Trafton’s win in discus stokes big day for U.S.

  • By Amy Shipley The Washington Post
  • Tuesday, August 19, 2008 12:03am
  • SportsSports

BEIJING — Of all people, it was a female discus thrower who won the first Olympic gold medal for the U.S. track and field team. A woman with a part-time job in information technology who went to college on a basketball scholarship and had never won a medal in any major championship.

Yes, it was Stephanie Brown Trafton, a thrower standing 6-feet-4 and weighing 225 pounds, who pulled the U.S. team out of its funk by heaving a seven-inch, 2.3-pound metal disc 212 feet, 5 inches on her first throw.

“I came to the Bird’s Nest to lay a golden egg,” Brown Trafton said, “and that’s what I did.”

The gold, the first in the event by a U.S. woman in 76 years, kicked off a small flood of medals for the Americans on Monday night and elevated the mood of what had been a gloomy U.S. track and field squad. First-time Olympian Jenn Stuczynski won a silver in the pole vault, succumbing only to the seemingly unbeatable Russian Yelena Isinbayeva, who set her 24th world record and won her second straight Olympic title.
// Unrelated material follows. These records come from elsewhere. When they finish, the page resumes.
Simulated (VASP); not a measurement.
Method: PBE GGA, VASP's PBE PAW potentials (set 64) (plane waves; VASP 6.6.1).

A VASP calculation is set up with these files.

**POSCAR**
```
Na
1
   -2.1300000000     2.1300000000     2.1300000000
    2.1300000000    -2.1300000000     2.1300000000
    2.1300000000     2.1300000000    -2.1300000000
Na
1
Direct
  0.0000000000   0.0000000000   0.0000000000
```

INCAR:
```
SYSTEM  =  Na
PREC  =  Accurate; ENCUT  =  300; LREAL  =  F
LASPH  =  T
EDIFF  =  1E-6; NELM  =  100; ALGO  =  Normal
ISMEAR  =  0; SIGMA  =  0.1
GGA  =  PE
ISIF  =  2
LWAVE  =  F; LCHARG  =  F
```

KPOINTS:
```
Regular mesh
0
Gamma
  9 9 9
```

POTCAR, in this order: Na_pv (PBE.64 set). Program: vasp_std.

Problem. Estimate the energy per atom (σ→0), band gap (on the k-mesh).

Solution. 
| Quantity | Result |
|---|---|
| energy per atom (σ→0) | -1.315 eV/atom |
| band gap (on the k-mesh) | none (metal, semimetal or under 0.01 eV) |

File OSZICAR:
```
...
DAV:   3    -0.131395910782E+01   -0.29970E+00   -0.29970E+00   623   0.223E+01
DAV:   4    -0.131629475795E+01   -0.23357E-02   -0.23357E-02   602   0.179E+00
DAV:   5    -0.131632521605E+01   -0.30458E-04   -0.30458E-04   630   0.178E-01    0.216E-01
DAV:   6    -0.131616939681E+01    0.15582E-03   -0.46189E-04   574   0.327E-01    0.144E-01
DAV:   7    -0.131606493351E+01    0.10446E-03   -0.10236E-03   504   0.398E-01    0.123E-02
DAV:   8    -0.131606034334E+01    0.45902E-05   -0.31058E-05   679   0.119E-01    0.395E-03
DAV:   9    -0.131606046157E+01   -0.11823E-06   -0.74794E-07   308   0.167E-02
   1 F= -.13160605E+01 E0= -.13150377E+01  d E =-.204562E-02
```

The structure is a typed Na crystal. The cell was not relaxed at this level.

In the night’s last final, three American men swept the medals in the 400-meter hurdles, led by 2000 Olympic champion Angelo Taylor, who matched Edwin Moses for Olympic golds in the event with his dominant victory in 47.25 seconds. Reigning world champion Kerron Clement claimed the silver in 47.98 and Bershawn Jackson, the 2005 world champion, took bronze in 48.06.

The day’s total surpassed the U.S. track team’s production on Days 1 through 3, which had netted just one silver and four bronze medals and left even the U.S. athletes at the Olympic Village feeling down. Stuczynski said U.S. team members had taken to gathering nightly around a big-screen television to take in the action at Beijing National Stadium. Events were going so poorly, Stuczynski said, the Americans had begun to cheer for athletes from other countries.

The worst moment came Sunday night, when three Jamaican women swept the 100 meters, leaving the U.S. team of Muna Lee, Torri Edwards and Lauryn Williams without a medal. The assembled TV-watchers, Stuczynski said, were horrified.

“It was like someone had died in that room,” she said. “It was really weird and eerie. … Everyone wanted to pull together.”

The day did not get off to a good start. Shortly before noon, 2004 Olympic silver medal winner Terrence Trammell pulled up lame with a hamstring injury in the first round of the 110-meter hurdles. The fact that China took an even greater hit minutes later when reigning Olympic and world champion — and national icon — Liu Xiang also withdrew with an injured right heel did nothing to dull the U.S. team’s growing headache. World champion Tyson Gay had failed to make it out of the semifinals of the 100. Reigning Olympic silver medal winner Bernard Lagat didn’t make the 1,500 final. World champion Reese Hoffa finished seventh in the shot put. No Americans won a medal in the women’s 100.

But at 4 p.m. Monday, hours before the start of competition, Brown Trafton burst into Stuczynski’s room at the Olympic Village, asking her if she was ready to go. As Stuczynski later recalled Brown Trafton’s entrance, she did not refer to her by name. She described her only as “the discus thrower.”

That, of course, came as no surprise. Even in the United States, Brown Trafton, 28, has previously stood out only for her size, which proved a barrier to her original Olympic dream: As a little girl, she wanted to be the next Mary Lou Retton, and even paraded around in a leotard identical to the one Retton wore during the 1984 Summer Games.

Brown Trafton didn’t even win the July Olympic trials in her event, finishing third after fouling on five of her six attempts.

None of that mattered Monday. She and the rest of the field had received a bit of an early boost when the event’s world leader, Russian Darya Pishchalnikova, was among the seven Russians denied entry to the Olympics for their role in an alleged doping scheme. Brown, who entered the meet with the third-best throw of 2008, knew she had a chance for a medal. She just didn’t anticipate getting the color she got. At the 2004 Olympic Games, she hadn’t even advanced out of the qualifying round.

“I knew I had to get a good throw,” she said. “It just happened to be the first one.”